Chris Bickford’s photos capture moods, immediacy of surfing, nightlife

He kicked around Ireland and the continent for a while, playing guitar on city streets. He moved to Australia to study aboriginal culture and lived in Seattle during the rise of grunge music and Starbucks.

Then a few years ago, well into his 30s, Chris Bickford relocated to the Outer Banks of North Carolina and picked up one of his dad’s old cameras.

“Oh yeah,” he said to himself. “This is it. This is the thing.”

A creative explorer all his life, Bickford (Col ’89) found in photography his greatest passion and a new career. It’s gotten him into publications such as National Geographic Traveler, the New York Times and American Journal Magazine. “After the Storm,” his project on Outer Banks surfing, was showcased at June’s Look3 Festival of the Photograph in Charlottesville.

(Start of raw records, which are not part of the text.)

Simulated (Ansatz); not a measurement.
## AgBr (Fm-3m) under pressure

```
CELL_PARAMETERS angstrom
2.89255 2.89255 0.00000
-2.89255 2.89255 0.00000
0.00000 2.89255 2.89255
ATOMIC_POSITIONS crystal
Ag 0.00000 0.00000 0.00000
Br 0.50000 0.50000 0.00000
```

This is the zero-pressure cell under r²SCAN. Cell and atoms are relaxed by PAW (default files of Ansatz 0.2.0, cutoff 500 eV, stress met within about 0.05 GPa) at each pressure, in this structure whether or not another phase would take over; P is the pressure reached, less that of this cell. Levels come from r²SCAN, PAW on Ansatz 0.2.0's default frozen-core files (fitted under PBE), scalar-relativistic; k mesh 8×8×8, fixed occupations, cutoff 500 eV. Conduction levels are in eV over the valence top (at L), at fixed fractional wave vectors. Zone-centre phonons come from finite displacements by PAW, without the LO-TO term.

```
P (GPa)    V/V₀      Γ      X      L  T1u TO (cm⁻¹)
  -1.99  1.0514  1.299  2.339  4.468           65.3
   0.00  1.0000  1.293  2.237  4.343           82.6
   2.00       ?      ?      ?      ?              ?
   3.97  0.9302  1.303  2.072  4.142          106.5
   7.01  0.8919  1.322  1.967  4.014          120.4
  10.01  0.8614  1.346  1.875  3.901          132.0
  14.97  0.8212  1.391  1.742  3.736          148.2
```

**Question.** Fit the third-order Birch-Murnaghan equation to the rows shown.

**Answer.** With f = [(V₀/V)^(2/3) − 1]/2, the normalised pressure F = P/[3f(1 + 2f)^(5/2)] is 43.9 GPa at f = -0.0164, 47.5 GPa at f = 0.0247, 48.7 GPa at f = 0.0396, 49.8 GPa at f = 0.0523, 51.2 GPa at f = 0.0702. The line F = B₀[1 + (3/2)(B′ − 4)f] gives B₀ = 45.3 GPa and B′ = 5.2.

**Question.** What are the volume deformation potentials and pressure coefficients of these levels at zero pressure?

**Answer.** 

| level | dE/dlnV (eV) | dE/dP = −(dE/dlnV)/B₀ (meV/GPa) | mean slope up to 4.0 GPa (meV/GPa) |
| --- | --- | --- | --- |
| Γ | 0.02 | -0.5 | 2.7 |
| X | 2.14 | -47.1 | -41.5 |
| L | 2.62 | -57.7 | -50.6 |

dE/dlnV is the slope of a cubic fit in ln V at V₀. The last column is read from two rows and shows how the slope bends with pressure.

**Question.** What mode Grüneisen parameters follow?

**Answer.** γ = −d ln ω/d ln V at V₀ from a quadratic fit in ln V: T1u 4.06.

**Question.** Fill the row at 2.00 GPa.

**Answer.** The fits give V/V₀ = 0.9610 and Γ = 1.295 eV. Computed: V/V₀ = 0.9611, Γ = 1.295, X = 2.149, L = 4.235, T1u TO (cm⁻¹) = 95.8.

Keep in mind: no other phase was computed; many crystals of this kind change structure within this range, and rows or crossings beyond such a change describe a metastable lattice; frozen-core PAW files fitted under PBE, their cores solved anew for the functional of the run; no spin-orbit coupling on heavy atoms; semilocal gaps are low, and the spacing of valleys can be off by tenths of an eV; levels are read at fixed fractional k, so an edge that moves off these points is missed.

From the Outer Banks to New York City nightlife and the Carnival celebrations of Venice and New Orleans, Bickford’s work takes inspiration in many ways from Impressionist painters. He often enhances photos digitally after shooting, using the computer’s “giant box of crayons” to saturate colors and focus on the visceral emotions and mood of his subjects.

Bickford’s piece “In the Night” presents a night out on the Lower East Side of Manhattan in all bright blues and dark spaces. The scenes don’t look precisely like that, but they feel like it. The photos are visual poetry rather than prose, he says.

Bickford, 42, was the kid who was drawing all the time in classes during his childhood in Norfolk. He loved painting and considered majoring in art at UVA before spinning off into a postgraduate career of music and scholarship. Circling back to the visual arts, he found in photography a captivating immediacy for both the photographer and the audience.

The real trick, though, is making a living from his artistry. Like any creative professional, Bickford has fewer outlets for his work these days, particularly the print publications that once were a photographer’s financial lifeblood.

But in a world of digital snapshots, weddings are one time when consumers will gladly pay a professional photographer to create tangible memories of the most important day of their lives. Bickford estimates weddings take 40 percent of his time and provide 80 percent of his photography income.

“A lot more people have cameras, a lot more people shoot, but it still takes a certain amount of artistry and skill to cover a wedding,” he says. “People see that. They know that this is one time that they are going to find somebody who has a style that they think is going to best capture what they’re trying to do.”

Bickford says his education as an Echols scholar set the stage for a lifetime of exploration, as he followed his interests from anthropology to theater to art to poetry.

“For a person like me,” he says, “the way to live life is just to keep exploring and keep seeing what it’s all about.”